New Zealand – March 6, 2016

A word about the Sans Souci Inn in Pohara, Golden Bay. This is a lovely, peaceful, tucked away place built out of adobe twenty years ago by Swiss expats. The rooms are modest and light-filled, tiled and whitewashed with a private little lanai out back. Lavatories and toilets are in a single common room ‘to promote comradeship.’ We get used to the set-up pretty quickly, but find little comradeship in communal tooth brushing and composting toilet use. Reto, the owner, is a very fine chef. These have been our best meals so far.

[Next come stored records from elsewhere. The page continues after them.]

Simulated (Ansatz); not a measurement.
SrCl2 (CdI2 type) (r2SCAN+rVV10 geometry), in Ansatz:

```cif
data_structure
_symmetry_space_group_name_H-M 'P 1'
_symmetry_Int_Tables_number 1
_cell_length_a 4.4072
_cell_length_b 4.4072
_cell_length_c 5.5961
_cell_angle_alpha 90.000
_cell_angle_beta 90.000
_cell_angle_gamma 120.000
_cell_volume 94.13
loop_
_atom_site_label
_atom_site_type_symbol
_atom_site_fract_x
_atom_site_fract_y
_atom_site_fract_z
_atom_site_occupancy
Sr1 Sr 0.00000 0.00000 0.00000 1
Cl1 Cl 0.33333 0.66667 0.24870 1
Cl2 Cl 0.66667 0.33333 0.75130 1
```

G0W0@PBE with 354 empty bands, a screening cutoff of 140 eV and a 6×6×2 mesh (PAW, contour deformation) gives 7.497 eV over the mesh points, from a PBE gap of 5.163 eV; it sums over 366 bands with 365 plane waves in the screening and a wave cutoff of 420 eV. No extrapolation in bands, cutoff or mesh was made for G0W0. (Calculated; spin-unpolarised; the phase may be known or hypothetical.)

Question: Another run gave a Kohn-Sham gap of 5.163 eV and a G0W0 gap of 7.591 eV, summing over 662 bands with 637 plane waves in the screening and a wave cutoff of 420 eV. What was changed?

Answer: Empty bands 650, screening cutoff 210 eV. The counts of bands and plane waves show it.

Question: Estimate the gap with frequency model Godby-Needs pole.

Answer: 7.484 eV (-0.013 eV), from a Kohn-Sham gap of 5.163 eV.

We are crushed to find yesterday’s coffee shop closed when we drive by 9am. It’s Sunday, I guess. We hold our grouchiness close to our chests as we motivate up the road to Collingwood. It is from here that the Farewell Spit EcoTour bus departs for a six and a half hour trip to one of ends of the Earth.

Farewell Spit is an arm of sand and scrub that extends thirty kilometers into the sea, separating Golden Bay from the Pacific Ocean. It is also the northernmost point of the South Island. Not only is it wholly uninhabited, but public access is allowed for its first four kilometers. The EcoTour buses have a concession that permits them to travel the entire length to the lighthouse.

Elaine, our driver/guide, provides droll and engaging patter with a dry Eeyore-style delivery. “During some dicey-er passages this vehicle may undulate and, consequently, you will undulate within. Try to maintain your equilibrium and your composure.” She is conversant in local history, geology, flora and fauna, and oceanography. She starts out practically manic and slows over six hours to non sequiturs and one-liners.

The ride is never dull. We drive along on hard-packed sand, pacing sea birds and pulling up to gape at drowsy seals. At the lighthouse, currently under major restoration, we have our lunch. Jocelyn and I eat sandwiches and drink delicious ‘lightly sparkling’ water under the shade of large pine. If only the annoying German girls would shut up. There was a community of lighthouse keepers out here – The Keeper and his family in one house and two smaller houses for the First Assistant and Second Assistant Keeper. They painstakingly carried topsoil from the mainland and started a grove of pines that ultimately threatened to block the beam from the lighthouse.

On the return trip, Elaine stops the bus and lets us climb one of the enormous shifting sand dunes. The wind out here blows sand into marvelous shapes and patterns. She says Farewell Spit is wind-built. I guess so. It’s expanding eastward at a rate of four meters a year and in Golden Bay, the area below the Spit is filling with many square kilometers of sand flats. The Spit and the Bay itself are restricted nesting grounds for many bird species. By the Second Assistant Lighthouse Keeper’s House, Joss and I discover an expired bird. The poor thing looks jewel-like. The bird book tells us it is a Silvereye, very common.

We enjoy another one of Reto’s fantastic meals and split a lemon semifreddo again.